TIME/Detroit

Can Robert Bobb Fix Detroit's Public Schools?

By Steven Gray

DETROIT–On a recent morning, a crowd filled a downtown Detroit courtroom for the sentencing of a 19-year-old ninth-grade dropout caught breaking into a public school, apparently to steal computers. The hearing's main attraction was not the guilty man or the judge but Robert Bobb, the state-appointed emergency financial manager of Detroit's public schools. In the last six months of 2009, Bobb told the court, nearly 500 computers were stolen from schools, costing his system some $600,000. "The Detroit public-school system isn't an electronics store," he said.

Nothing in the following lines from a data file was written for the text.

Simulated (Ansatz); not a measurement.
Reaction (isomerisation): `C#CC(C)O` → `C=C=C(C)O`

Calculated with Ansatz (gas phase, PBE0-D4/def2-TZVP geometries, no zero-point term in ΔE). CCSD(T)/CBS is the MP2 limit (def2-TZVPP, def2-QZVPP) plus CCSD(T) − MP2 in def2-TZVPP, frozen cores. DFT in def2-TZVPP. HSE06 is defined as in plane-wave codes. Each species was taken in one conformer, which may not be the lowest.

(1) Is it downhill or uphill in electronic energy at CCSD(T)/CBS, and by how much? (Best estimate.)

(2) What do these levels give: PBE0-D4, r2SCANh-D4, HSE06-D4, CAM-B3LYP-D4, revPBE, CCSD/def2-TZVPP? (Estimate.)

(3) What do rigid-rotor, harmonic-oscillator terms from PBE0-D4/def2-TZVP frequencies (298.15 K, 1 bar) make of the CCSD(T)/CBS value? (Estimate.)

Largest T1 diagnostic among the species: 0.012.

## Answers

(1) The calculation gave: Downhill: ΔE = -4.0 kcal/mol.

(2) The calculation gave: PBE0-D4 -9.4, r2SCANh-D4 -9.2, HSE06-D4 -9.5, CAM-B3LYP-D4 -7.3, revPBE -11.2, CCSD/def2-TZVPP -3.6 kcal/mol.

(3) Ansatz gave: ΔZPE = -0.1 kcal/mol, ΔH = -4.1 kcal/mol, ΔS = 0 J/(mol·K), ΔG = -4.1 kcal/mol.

This isn't the kind of problem most school chiefs in the U.S. have to worry about. A year ago, Michigan Governor Jennifer Granholm gave Bobb, the former president of Washington, D.C.'s Board of Education, the task of ending the financial crisis that has devastated the Detroit public-school system. In the past decade, the number of Detroit public-school students has plummeted from more than 167,000 to 84,600, mainly because of the emergence of charter schools and the middle class's exodus to the suburbs. It could fall further, to 65,000 in the next four years. Those trends, if they persist, will further erode revenues of a school system saddled with a $219 million budget deficit. So Bobb is trying to squeeze out the waste in the meantime, and he has built an investigative apparatus that has uncovered widespread corruption, including nearly 3,800 unauthorized dependents on employee health-insurance rolls. In the case of the ninth-grade dropout, the judge essentially followed Bobb's suggestion: the 19-year-old was ordered to spend up to 23 months in a boot camp and finish high school.

Change is painful. We cannot be afraid to win — or fail.
— Robert Bobb

Beyond saving money, Bobb sees his mission in broader terms: to improve the system's miserable academic performance. Again, the situation is dire. Last month brought news that more than three-quarters of the 900 eighth-graders who took a national math exam scored at "below basic" levels. In October 2008, some 57% of Detroit third- through eighth-graders essentially failed a state writing test. Detroit's graduation rate is 58%. "The system is academically bankrupt. This is almost academic homicide," Bobb says.

Experts point to Atlanta; Charlotte, N.C.; and Denver as big-city school districts that have rebounded in the hands of strong managers. Detroit presents a very different situation. The tax base is nearly gone. Poverty and unemployment are far more pervasive than in most other major American cities. Many adults lack the basic skills necessary to qualify for the high-tech jobs officials are desperately trying to attract to Michigan, which has the U.S.'s highest unemployment rate. Home values, on which property-tax revenues are based, have plunged to pennies on the dollar. Over the past decade, the Detroit schools weren't merely mismanaged. They were abandoned.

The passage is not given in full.